On 26 March 2015 at 19:01, Patrick <address@hidden> wrote:
> Like bochs [3], QEMU emulates an x86 CPU.

This is true but somewhat incomplete -- we also emulate
many other guest CPU types including ARM, MIPS and PPC.

> The whole translation task thus consists of two parts: blocks of target code
> (TBs) being rewritten in TCG ops - a kind of machine-independent
> intermediate notation, and subsequently this notation being compiled for the
> host's architecture by TCG.

This is all correct.

> Since the target code is getting translated to TCG ops, and QEMU is
> emulating an x86 CPU, then wouldn't the TCG ops need to get translated to
> x86 to run on the emulated x86 CPU? Why would TCG ops get compiled into the
> host's architecture?

The flow goes:

 guest CPU instructions -> TCG intermediate code -> host CPU instructions

(and then we execute the host instructions, obviously).

The aim here is to execute the guest instructions, which
we can't typically do since the host is probably a different
CPU architecture. So we transform them (via an intermediate
representation) into host instructions which we can execute.
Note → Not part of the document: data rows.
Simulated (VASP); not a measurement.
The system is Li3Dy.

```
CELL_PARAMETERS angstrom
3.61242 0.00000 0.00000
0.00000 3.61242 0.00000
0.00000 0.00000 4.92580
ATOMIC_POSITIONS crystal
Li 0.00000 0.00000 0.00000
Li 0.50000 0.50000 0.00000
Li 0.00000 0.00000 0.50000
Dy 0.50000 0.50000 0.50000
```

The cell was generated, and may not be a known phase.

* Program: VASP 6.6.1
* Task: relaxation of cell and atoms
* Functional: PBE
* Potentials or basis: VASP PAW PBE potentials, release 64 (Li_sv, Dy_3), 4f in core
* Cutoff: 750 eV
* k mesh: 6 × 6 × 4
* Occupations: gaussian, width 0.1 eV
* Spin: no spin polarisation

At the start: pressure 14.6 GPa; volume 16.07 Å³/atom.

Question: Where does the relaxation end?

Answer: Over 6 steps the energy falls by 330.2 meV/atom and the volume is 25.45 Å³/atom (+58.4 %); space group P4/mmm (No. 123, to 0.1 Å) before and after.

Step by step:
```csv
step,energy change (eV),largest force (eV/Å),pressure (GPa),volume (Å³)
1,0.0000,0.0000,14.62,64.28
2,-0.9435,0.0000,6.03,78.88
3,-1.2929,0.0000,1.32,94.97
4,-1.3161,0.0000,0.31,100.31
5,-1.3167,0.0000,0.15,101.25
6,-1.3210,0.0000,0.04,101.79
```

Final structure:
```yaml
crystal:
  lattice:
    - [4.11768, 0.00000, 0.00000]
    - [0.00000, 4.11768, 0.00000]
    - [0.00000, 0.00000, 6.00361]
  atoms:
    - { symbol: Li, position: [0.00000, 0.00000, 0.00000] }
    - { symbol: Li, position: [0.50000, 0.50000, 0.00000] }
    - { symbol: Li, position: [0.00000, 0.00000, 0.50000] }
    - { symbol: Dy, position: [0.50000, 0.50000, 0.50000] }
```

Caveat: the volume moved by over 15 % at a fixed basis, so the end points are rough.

[The intermediate representation is a common piece of
compiler design which makes implementation simpler:
if we want to support (say) 6 different guest CPU types
and 4 host CPU types, we need only write 6 guest->TCG
translators and 4 TCG->host backends. Without an IR
we would need 6*4 == 24 different translators.]

If this is confusing you might want to look up some
basic introductions to compiler and JIT design.